Now that the iPhone 6 and iPhone 6 Plus models have been in the wild for a few days, users are beginning to test, benchmark, and otherwise pick apart their new iDevices.

One of the most useful new features is related to the larger batteries that are included in the iPhones, thanks to their bigger screens and bodies. The iPhone 6 Plus includes a 2915 mAh battery, almost twice as much as the iPhone 5s’ 1560 mAh unit, and considerably larger than the 1810 mAh battery in the iPhone 6.

Previous iPhones only charge at 5 watts, the maximum amount supplied by the smaller iPhone USB charger. The iPad has always included a larger 10- or 12-watt charger for its bigger battery. However, when the older iPhones were plugged into this higher-wattage charger, they would still only charge at 5 watts.

Now, with the iPhone 6 and 6 Plus, plugging into a higher-wattage charger allows the phone’s larger battery to charge considerably faster. Unfortunately, both iPhone 6 models include the older, slower-charging 5-watt USB charger, requiring new iPhone owners to purchase an alternate charger (or use one from an iPad) to maximize their charging speed.

Apple sells a 12-watt USB power adapter for $19 (USD) at all Apple Retail Stores and the Apple Online Store, but there are other good alternatives. Also, for those worried about hurting their iPhone or violating the warranty, Apple lists every iPhone model as “compatible” with the higher-wattage iPad charger on its website.
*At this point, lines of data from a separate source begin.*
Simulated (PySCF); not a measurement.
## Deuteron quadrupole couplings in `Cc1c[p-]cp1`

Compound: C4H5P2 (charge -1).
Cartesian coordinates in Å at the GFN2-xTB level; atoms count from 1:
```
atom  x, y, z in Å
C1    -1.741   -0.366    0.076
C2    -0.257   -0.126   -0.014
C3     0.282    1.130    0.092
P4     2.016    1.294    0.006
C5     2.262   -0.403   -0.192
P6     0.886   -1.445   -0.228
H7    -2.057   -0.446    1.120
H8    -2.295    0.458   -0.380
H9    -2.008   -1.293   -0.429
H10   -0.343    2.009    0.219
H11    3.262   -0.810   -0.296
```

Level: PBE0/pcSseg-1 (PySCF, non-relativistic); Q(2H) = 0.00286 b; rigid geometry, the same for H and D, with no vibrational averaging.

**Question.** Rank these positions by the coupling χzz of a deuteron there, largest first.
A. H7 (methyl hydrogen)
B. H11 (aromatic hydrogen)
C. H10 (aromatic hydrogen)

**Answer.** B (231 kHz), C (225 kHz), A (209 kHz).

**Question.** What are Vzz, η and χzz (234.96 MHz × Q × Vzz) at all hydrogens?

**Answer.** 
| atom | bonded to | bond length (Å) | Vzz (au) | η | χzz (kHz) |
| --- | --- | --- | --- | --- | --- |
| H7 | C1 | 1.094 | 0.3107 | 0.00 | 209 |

Mac models sold in the past few years are capable of supporting higher-wattage charging through their USB ports. To check if your Mac is capable of charging at higher speeds, plug in an iPhone 6 or 6 Plus (or any iPad), and do the following:

  1. Open the Apple Menu and select About This Mac
  2. Select More Info…
  3. Select System Report…
  4. Click USB in the left sidebar

In the USB Device Tree list, you should see an iPhone listed. If the computer is capable of higher-wattage charging, it will have “1600” listed under the “Extra Operating Current” item (which will say “500” if you plug in an older iPhone). If you plug an iPad or iPhone 6 into an older Mac that can’t support higher-wattage charging, “Extra Operating Current” will not display.

Aside from Apple’s 12-watt USB charger and newer Mac models, there are also third-party chargers that can support the higher charging speeds. Look for chargers that specifically support 2.1 amp charging. For example, The Wirecutter recommends the Scosche reVOLT 12W + 12W car charger, which can charge two devices simultaneously at 12 watts, plus a number of different USB hubs that are capable of charging at the higher 12-watt speed.

Whether you get a third-party charger or Apple’s own 12-watt adapter, I highly recommend that you pick one up if you’ve got a new iPhone 6 or 6 Plus. Informal testing has shown that a nearly-depleted iPhone 6 Plus can fully charge from the faster charger in little more than two hours, a huge improvement from the standard charger.

If only Apple had included the higher-wattage charger in the box.